A group of history enthusiasts met on Sunday night outside the Mecure hotel in Winchester.
This is where, in an earlier building, John Keats stayed two hundred years ago.
On Sunday afternoon 19 September he walked out into the countryside before writing his his poem To Autumn.
At lunchtime some of us had heard the poem’s bicentenary marked on Radio 4’s World This Weekend with Edward Stourton walking to St Cross.
But we were on a Hyde 900 organised walk where it was being suggested that in 1819 Keats had been walking the start of the Pilgrims’ Way. His St Cross walk was maybe a regular route on other days.
First we followed Charles Ball’s 1818 Winchester walks book which Keats had read. It took us to the remains of Hyde Abbey which in 1819 was Hyde Farm with several thatched barns. These may be the ‘thatch-eves‘.
On Twitter Anna Mercer had just recalled Susan Wolfson’s claim that Keats was a “cat person”. We were delighted to meet two on leaving the Abbey.
Then we were on the Pilgrims’s Way, or St Swithun’s Way as it is known in Winchester, which follows Nuns Walk. We walked past blackberries and over conkers alongside one of Itchen braids hinted at by ‘river sallows‘. On a bridge we batted aside ‘small gnats‘.
To the right were water meadows where sheep were once reared in large numbers – the ‘full-grown lambs‘.

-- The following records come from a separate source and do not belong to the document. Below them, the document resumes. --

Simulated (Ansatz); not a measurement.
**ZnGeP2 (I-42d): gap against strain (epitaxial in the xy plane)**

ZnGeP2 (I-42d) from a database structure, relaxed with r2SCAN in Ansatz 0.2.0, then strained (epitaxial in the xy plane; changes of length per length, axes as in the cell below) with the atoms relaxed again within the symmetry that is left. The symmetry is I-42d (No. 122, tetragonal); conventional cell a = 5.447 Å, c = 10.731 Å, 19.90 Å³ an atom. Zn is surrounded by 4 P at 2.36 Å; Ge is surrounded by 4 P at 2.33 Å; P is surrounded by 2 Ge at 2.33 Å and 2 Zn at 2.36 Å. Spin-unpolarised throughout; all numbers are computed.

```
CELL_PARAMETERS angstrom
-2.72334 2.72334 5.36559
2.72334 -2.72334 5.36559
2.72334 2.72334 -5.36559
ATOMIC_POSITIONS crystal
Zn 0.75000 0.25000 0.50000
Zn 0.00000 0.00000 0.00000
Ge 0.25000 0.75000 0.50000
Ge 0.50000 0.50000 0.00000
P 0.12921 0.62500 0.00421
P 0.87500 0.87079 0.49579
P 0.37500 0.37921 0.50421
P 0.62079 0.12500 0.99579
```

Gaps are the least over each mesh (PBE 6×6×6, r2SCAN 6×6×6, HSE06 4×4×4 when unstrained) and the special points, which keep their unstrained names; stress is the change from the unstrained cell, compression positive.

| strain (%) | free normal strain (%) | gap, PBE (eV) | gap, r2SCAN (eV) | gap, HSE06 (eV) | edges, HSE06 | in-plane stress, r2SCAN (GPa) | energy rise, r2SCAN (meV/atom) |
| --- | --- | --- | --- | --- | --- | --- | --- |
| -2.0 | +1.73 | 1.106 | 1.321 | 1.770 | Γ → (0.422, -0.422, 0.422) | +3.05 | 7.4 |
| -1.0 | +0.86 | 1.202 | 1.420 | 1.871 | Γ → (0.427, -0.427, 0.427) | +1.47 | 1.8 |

To the left was the Abbey’s former farm Abbots Barton and its stone barn. Crab apples, or ‘apples‘, were cascading from one side.
Was Keats trying the first mile or so of the Pilgrims’ Way before his death in Rome two years later?
Starting a pilgrimage from Winchester now has a new resonance.
The Hyde 900 annual King Alfred weekend is at the end of October. Saturday 26 October is King Alfred Day in the calendar and Alfred was buried at Hyde Abbey.